Very sexy, indeed. But there is a catch (isn't there always?) - the press shown in the picture has a fixed and extremely high mechanical advantage (MA). As best I can tell, measuring from the picture, the upper lever has an MA of around 11. The lower lever has an MA of around 4. And the pulley will add an MA of 2. Multiplied together, and you get an MA of 88x - and again, this would be fixed, not adjustable. This has some very important implications:
On the positive side, it would be simple to put a great deal of force of weight on the cheese - 5 lbs applied to the end of the chain would produce 440 lbs of force.

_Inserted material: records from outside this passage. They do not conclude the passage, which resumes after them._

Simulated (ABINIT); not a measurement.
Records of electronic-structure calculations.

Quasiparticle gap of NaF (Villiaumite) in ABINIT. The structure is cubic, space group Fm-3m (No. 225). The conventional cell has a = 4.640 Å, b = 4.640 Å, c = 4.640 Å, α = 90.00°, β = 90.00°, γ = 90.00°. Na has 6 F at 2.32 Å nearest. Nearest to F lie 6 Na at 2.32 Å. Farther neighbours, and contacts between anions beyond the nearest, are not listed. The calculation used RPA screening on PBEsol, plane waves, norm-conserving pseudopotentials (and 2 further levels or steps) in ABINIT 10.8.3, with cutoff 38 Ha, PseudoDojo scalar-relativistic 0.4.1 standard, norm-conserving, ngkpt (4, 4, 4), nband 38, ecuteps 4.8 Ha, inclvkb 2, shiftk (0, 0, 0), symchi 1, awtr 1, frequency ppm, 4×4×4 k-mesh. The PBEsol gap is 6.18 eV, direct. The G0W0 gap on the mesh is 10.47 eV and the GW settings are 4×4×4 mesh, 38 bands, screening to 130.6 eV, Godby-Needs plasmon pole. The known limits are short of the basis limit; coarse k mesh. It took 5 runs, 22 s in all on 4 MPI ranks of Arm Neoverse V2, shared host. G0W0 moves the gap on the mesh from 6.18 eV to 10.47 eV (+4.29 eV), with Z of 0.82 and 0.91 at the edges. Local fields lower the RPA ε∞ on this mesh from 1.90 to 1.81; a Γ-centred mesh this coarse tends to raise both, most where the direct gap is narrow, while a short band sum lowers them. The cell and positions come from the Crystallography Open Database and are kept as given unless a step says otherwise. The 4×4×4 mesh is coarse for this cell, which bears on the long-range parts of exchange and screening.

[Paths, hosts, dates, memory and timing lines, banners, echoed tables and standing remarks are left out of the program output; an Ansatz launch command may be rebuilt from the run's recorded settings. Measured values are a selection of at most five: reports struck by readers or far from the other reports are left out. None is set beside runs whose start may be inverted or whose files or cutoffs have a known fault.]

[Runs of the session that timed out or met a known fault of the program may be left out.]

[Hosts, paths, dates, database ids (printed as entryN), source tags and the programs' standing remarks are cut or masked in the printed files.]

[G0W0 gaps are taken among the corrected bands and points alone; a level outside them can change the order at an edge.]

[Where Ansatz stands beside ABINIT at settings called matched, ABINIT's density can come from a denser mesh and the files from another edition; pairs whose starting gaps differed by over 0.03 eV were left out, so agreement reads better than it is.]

On the negative side, it would be much more fiddly to put small amounts of weights on the cheese To follow a regimen of, say, 5, 10, 20, 40 lbs of pressing for an alpine style, you will need weights of .059, .11, .23, and .45 lbs. No, not too hard for a machinist to make, but not something you can easily do with a jug of water. To put this in perspective, with an 88x mechanical advantage, a change in just about 5 grams applied - a teaspoon of water - would produce a change in force of 1 lb. (Yes, I know - mixing my measurements - but for the metric folks, the relationship is easier to understand, and most of us who use pounds and pints still have some sense of what 5 grams "feels" like.) You may be thinking, "no problem - just hang a jug and put in a teaspoon of water for every pound desired." Yes, but first you need to weight the jug, very precisely, and factor that in, and you need to make sure you are using exactly a teaspoon of water each time, and above all, even after you've done all of this, you need to take into account the friction in the mechanism, which will throw all of your calculations out the window. IOW, you'll need to do some very careful calibration ...
But here's the real negative: with a fixed 88x MA, your weight on the pulley will have to move 88" in order for the cheese to compress by 1" - even when you are only pressing lightly. Since the first pressing of a cheese can easily compress by 2-3", that means a LOT of adjusting with the screw mechanism, every few minutes, to keep the weight from hitting the floor. Even once the cheese begins to compact, a movement of only .10" on the ram will require nearly 9" of movement on the weight - so even at the end of the process, you may be having to watch out that your mechanism has not "bottomed out."
All of the above is why I wanted a design that had adjustable MA, so that I could use high MA only when I really need a lot of force, and lower MA when I need more control.